March 10, 1994
MODIFIED BY OPINION 07-14
THIS OPINION HAS BEEN MODIFIED BY OPINION 09-100 TO THE EXTENT THAT IT SUGGESTS THAT A MERE TENANCY OR OFFICE-SHARING AGREEMENT, WITHOUT MORE, MAKES AN ATTORNEY THE "ASSOCIATE" OF A PART-TIME JUDGE UNDER RULE 100.6(B)(3). PLEASE CONSULT OPINION 09-100 BEFORE RELYING ON THIS OPINION.
Digest: A part-time judge who is a practicing attorney, by merely ceasing to be employed by a firm, having the judge’s name removed from the firm letterhead, and renting office space from the firm, does not change the judge’s business relationship with the firm and therefore the law firm may not appear in the judge’s court, either before the judge or an acting judge.
Rules: 22 NYCRR 100.5(f); Opinions 90-43; 89-160; 89-07; 88-38.
A part-time judge, who is a lawyer associated with a law firm in the community wherein the court is located, does not permit members of the law firm to practice in that court. But the judge inquires whether , if the judge terminates employment with the firm and merely rents office space from the owner of the firm, and removes his/her name from the firm’s letterhead, the members of that firm would be permitted to practice in the judge’s court, or if the firm would be permitted to practice before the acting judge in the same court.

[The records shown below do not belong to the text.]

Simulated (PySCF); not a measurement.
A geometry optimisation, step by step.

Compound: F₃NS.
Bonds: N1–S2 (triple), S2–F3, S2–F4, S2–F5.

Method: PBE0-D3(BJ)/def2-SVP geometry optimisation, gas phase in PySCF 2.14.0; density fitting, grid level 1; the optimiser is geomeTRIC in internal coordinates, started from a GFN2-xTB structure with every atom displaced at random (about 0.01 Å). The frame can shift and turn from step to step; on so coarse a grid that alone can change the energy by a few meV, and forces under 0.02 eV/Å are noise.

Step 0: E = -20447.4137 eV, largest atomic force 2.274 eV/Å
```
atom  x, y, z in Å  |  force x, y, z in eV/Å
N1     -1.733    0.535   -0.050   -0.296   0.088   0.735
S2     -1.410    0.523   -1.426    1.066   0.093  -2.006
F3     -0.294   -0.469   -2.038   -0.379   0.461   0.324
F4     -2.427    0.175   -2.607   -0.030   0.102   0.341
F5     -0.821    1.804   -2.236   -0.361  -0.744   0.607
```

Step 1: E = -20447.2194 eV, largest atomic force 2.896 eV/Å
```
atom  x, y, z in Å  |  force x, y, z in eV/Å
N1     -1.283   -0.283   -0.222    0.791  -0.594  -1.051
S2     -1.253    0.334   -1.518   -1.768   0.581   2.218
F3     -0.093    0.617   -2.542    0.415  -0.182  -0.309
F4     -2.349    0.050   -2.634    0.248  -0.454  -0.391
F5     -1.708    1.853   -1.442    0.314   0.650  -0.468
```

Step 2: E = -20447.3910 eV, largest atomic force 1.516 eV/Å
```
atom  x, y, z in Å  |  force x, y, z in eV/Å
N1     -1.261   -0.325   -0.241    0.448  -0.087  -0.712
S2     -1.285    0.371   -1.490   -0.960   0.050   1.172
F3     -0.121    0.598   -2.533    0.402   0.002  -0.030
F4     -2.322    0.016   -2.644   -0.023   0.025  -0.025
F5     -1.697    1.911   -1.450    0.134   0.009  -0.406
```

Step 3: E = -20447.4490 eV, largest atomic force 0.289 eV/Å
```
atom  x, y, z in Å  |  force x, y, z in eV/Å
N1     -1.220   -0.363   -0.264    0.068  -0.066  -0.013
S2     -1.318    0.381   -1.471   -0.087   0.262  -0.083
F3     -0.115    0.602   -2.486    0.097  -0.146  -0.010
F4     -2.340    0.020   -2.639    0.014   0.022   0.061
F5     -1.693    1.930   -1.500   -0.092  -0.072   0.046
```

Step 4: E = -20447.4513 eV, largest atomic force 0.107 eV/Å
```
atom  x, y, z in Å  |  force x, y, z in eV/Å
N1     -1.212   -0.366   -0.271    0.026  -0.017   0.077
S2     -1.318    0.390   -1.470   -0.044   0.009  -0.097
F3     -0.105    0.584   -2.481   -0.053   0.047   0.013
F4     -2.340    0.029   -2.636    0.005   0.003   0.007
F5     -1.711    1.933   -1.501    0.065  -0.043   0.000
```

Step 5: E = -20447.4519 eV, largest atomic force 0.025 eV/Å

Section 100.5(f) of the Rules of the Chief Administrator of the Courts provides in relevant part as follows:
(f) Practice of Law:...No judge who is permitted to practice law shall permit his or her partners or associates to practice law in the court in which he or she is a judge. No judge who is permitted to practice law shall permit the practice of law in his or her court by the law partners or associates of another judge of the same court who is permitted to practice law.
From the submission, it appears that there would be a minimal change in the judge’s legal arrangement, namely a cessation of employment with the firm, a removal of the judge’s name from the firm letterhead, and at tenancy between the firm and the judge. But this would not alter the public perception that the judge remains associated in the practice of law with that firm.
Under the proposed change to an office space-sharing arrangement, the judge and the members of the firm would continue to have a business relationship, which is equivalent at least in terms of public perception to the continuation of an association with the firm and, therefore, pursuant to the applicable rule, since the law office association would continue, it disqualifies the judge, or any judge of the same court from presiding over any matter in which the members of the firm appear. See Opinion 89-07 (Vol. III). The situation would be different if, as the judge suggests, the judge does not continue any association with the firm and seeks office quarters elsewhere.